Chapter IX: Querying Multidimensional Data | Multidimensional Databases: Problems and Solutions

Leonardo Tininini, Italian National Institute of Statistics

Italy

Istituto di Analisi dei Sistemi ed Informatica

Italy

A powerful and easy-to-use querying environment is certainly one of the most important components in a multidimensional database, and its effectiveness is influenced by many other aspects, both logical (data model, integration, policy of view materialization, etc.) and physical (multidimensional or relational storage, indexes, etc.). As is evident, multidimensional querying is often based on the metaphor of the data cube and on the concepts of facts, measures, and dimensions. In contrast to conventional transactional environments, multidimensional querying is often an exploratory process, performed by navigating along the dimensions and measures, increasing/decreasing the level of detail and focusing on specific subparts of the cube that appear to be "promising" for the required information.

In this chapter we focus on the main languages proposed in the literature to express multidimensional queries, particularly those based on: (i) an algebraic approach, (ii) a declarative paradigm (calculus), and (iii) visual constructs and syntax. We analyze the problem of evaluation, i.e., the issues related to the efficient data retrieval and calculation, possibly (often necessarily) using some pre-computed data, a problem known in the literature as the problem of rewriting a query using views. We also illustrate the use of particular index structures to speed up the query evaluation process.

INTRODUCTION

As shown in the previous chapters, multidimensional data modeling is based on the metaphor of the data cube and on the concepts of facts, measures, and dimensions. Analogously, the techniques to retrieve such data, which have been proposed in the literature and/or implemented in commercial systems, are based on the idea of determining the cube of interest and then navigating along the dimensions, by increasing or decreasing the level of detail (through the well-known operations of roll-up and drill-down) or selecting specific subparts of the cube (through the operations of slice and dice).

The query languages for multidimensional data support both these standard and additional operations for performance of more sophisticated computations. As is common in the literature, we distinguish among:

languages based on an algebra (usually an extension of the relational one), where queries are expressed by using operators that apply to the tables representing the facts, measures, and dimensions;
languages based on a calculus (again usually an extension of the relational one), where queries are expressed in a more declarative way;
visual languages, usually relying on an underlying algebra, and based on a more interactive and iconic querying paradigm; this is the approach of most commercial OLAP products.

We analyze the characteristics of the main query languages proposed in the literature, along with the specific advantages and drawbacks, also emphasizing the common features. Particularly, we consider:

query languages based on a relational representation of multidimensional data, hence based on extensions of the relational algebra and calculus;
query languages based on specifically designed multidimensional models, usually based on an abstraction of cubes or fact tables, on which the operators of the algebra are applied.
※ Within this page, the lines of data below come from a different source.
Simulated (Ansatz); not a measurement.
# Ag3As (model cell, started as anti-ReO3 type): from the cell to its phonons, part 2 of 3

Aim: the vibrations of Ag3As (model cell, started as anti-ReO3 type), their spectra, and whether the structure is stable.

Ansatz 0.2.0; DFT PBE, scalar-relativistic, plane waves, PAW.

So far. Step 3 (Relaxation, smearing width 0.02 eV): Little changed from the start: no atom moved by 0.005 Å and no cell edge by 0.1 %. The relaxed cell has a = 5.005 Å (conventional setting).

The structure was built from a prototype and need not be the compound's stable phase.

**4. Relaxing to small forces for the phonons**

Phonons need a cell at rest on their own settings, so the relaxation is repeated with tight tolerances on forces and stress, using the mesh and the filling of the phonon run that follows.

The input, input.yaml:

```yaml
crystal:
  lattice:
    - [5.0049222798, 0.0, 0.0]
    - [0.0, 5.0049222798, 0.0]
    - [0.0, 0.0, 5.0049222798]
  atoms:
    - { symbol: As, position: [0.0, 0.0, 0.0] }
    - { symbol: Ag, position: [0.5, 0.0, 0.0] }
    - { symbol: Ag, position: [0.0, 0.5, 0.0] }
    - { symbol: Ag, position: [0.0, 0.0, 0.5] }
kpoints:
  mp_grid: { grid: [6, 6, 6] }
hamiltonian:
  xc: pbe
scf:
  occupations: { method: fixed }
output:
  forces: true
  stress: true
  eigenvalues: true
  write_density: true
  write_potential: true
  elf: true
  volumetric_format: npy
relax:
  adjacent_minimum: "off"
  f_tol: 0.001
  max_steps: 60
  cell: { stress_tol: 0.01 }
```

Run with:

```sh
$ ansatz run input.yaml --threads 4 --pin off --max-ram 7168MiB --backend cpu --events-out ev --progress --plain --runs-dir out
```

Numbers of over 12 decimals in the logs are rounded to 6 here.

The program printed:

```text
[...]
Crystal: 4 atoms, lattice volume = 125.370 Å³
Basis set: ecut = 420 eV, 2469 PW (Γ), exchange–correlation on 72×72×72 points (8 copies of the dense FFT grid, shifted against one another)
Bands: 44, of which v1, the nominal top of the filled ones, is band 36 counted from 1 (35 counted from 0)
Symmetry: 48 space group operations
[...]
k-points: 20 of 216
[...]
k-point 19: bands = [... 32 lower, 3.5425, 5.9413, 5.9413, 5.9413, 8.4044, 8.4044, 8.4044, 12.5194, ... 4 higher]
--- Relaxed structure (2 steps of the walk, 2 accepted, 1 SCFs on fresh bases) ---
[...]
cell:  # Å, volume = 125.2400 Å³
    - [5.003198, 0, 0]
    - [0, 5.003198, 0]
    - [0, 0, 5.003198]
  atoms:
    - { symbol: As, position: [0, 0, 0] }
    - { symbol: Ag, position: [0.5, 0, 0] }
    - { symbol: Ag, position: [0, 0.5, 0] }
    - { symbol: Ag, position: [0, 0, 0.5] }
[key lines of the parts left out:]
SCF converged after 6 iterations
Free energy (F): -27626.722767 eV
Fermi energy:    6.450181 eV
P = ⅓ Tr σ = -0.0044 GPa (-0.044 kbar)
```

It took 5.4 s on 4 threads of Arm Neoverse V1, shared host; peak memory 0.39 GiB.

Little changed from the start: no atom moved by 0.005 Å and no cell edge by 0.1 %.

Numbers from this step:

In the case of query languages based on specific models, we show that, while typical OLAP operations are expressed in a very straightforward manner, the expression of typical relational operation can become cumbersome, as well as the capability to symmetrically deal with dimensions and measures. As a consequence, several studies have been focused on minimizing the "impedance mismatch" between relational and multidimensional models.

We also focus on the problem of query evaluation, i.e., on how the query expressed in the chosen language can be translated into an efficient evaluation plan, which retrieves the necessary information and computes the required results. As already stressed in the previous chapter, the choice of a collection of pre-computed results (materialized views) has dramatic consequences on the overall performances of the query evaluation process.

From an abstract point of view, the determination of the evaluation plan can be seen as the process of transforming the source query into an equivalent target one, referring (possibly only) to the materialized views, and it is known in the literature as the query rewriting problem. We present some results on the equivalence and rewriting of aggregate queries that can be used to optimize the evaluation of queries on multidimensional data. We also introduce a formalism, based on the concept of numerical dependencies, allowing the user to formally describe the way measures are obtained, along with the interrelationships among different measures and among measures at different levels of detail.

Finally, we briefly outline how specific techniques of indexing can significantly improve the query evaluation process in a multidimensional context. Unlike in the traditional transactional context, it is shown that the various types of indexes can perform very differently, depending on the type of queries to be computed. In other words there is no best index for OLAP applications, but rather a set of different indexing strategies, that perform well in some cases and are inadequate in others.

The chapter is organized as follows. We begin with a review of the main definitions related to multidimensional querying and introduce a running example which is used throughout the whole chapter. "Key Features of Multidimensional Querying" illustrates the main features of multidimensional queries, particularly the role of aggregation functions and dimensions, as well as the differences between querying on conventional transactional systems and in multidimensional querying environments. The use of the relational model and (possibly extensions of) relational query languages to extract multidimensional data is the focus of "Expressing Multidimensional Queries by Extended Relational Query Languages." The next section is devoted to query languages based on models specifically designed for multidimensional data. Several issues related to the efficient evaluation of multidimensional queries are investigated in "Multidimensional Query Evaluation," particularly the problem of rewriting a query using some materialized views, the efficient computation of cubes and materialized views, and the use of indexing techniques.